**<center><h1>Introduction</h1></center>**

Azure Databricks is a Microsoft analytics service, part of the Microsoft Azure cloud platform. It offers an integration between Microsoft Azure and the Apache Spark's Databricks implementation. Azure Databricks natively integrates with Azure security and data services. In this module, you will learn how to work with the key features of Azure Databricks.


**<h2>Learning Objectives</h2>**

After completing this module, you’ll be able to:

- Describe the main concepts in Azure Databricks.
- Work with workspaces and clusters.
- Work with notebooks.

<hr>

**<center><h1>Understand Azure Databricks</h1></center>**


Azure Databricks runs on top of a proprietary data processing engine called Databricks Runtime, an optimized version of Apache Spark. It allows up to 50x performance for Apache Spark workloads.

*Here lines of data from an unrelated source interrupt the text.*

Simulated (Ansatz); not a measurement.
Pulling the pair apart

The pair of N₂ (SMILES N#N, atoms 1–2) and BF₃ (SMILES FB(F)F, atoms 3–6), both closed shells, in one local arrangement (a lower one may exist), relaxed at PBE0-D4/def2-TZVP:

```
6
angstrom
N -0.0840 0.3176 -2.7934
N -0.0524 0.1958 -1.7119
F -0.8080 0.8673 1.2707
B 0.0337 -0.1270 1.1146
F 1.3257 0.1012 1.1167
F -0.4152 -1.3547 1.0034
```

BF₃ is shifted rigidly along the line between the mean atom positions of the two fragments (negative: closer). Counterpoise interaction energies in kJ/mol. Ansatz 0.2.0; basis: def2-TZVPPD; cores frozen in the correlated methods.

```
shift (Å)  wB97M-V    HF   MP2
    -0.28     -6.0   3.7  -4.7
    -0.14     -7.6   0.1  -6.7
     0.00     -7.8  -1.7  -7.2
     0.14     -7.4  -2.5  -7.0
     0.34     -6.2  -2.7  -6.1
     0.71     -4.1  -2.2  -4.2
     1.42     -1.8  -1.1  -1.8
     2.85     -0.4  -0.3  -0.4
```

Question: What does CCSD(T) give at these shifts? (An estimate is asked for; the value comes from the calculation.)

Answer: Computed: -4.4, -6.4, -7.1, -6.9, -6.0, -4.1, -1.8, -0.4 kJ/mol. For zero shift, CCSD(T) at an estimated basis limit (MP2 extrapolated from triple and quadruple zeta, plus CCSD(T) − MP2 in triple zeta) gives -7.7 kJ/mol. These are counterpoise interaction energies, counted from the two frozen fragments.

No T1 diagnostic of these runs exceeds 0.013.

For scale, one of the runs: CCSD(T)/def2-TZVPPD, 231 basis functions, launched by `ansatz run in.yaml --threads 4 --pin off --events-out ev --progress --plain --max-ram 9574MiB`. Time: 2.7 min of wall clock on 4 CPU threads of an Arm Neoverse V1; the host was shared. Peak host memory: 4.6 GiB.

Apache Spark is the core technology. Spark is an open-source analytics engine for large-scale data processing. It provides an interface for programming entire clusters with implicit data parallelism and fault tolerance.

In a nutshell: Azure Databricks offers a fast, easy, and collaborative Spark based analytics service. It is used to accelerate big data analytics, artificial intelligence, performant data lakes, interactive data science, machine learning, and collaboration.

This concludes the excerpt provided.